Our stormwater and sewage infrastructure in Ontario is old and, in many municipalities, at or over capacity.
This is particularly the case in the Greater Golden Horseshoe, where population growth has far outstripped the expansion in our storage and treatment capacity for wastewater. This means every year we dump an increasing amount of untreated and partially treated sewage into our lakes and rivers.
The same waterbodies we swim, boat and fish in, and draw our drinking water from.
This is not a new issue. In fact, its an age-old practice.
The real problem with this is that we don't talk about it enough.
As a result, people unknowingly use these waterbodies during or shortly after sewage is dumped in them.
I would be willing to bet if people knew about a sewage bypass in their local waterbody they wouldn't be swimming, fishing or boating in it.
A majority of the sewage dumping that does occur goes unaccounted for and is difficult to track given the current state of our combined sewer systems in older urban centres; however, where we do track and monitor this dumping, we still, more-often-than-not, choose not to publicly report on it.
When municipalities are forced to bypass the full treatment cycle at their water treatment plants and dump partially treated sewage into a watercourse due to capacity issues they are required to report this to the Ministry of Environment and Climate Change (MOECC).
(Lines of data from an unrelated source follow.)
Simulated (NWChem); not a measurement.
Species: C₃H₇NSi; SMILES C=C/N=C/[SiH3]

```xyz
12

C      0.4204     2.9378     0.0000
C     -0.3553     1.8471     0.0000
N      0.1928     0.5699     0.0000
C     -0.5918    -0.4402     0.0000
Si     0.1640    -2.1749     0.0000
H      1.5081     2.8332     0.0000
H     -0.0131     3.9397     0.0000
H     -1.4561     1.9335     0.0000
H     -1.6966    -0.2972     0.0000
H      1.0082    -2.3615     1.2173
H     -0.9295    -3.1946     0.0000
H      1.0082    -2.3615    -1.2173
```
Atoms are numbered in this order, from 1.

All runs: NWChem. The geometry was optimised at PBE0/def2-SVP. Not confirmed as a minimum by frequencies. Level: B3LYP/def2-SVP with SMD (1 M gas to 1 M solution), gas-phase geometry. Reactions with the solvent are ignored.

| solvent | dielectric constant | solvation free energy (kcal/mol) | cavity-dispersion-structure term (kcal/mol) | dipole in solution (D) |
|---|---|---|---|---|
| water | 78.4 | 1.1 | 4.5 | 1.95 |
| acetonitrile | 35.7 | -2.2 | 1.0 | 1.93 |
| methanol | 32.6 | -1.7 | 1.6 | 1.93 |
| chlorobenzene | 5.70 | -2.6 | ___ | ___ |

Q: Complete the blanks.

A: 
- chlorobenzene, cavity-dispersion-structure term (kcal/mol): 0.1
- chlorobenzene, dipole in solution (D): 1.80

There is no requirement, however, to post this information publicly.
Last year, 6.5 billion litres of sewage bypassed the full treatment cycle and was knowingly dumped into public waterbodies across the province, according to the MOECC.
That equates to approximately 2,400 Olympic-sized swimming pools or approximately 47 minutes of flow over the Canadian side of the Niagara Falls — of sewage, into public watercourses that people swim, fish and boat in.
MPP Sylvia Jones is leading a campaign to make this information publicly available.
Bill 141, the Sewage Bypass Reporting Act, calls for the MOECC to simply publish the information it receives from municipalities about sewage bypasses on its website.
The process is simple and inexpensive and gives people this information so they can decide whether or not to use their local lake or river.
Dumping sewage is going to continue to happen.
Municipalities, with the help of the provincial and federal governments, are slowly working towards upgrading their wastewater systems to account for this problem, but it is going to take decades to accomplish.
In the meantime, we need to be giving people the heads-up that they may be swimming or fishing in water they recently flushed down their toilets.
We should be giving them the chance to decide whether to swim that day, or wait 24 hours for that water to move downstream.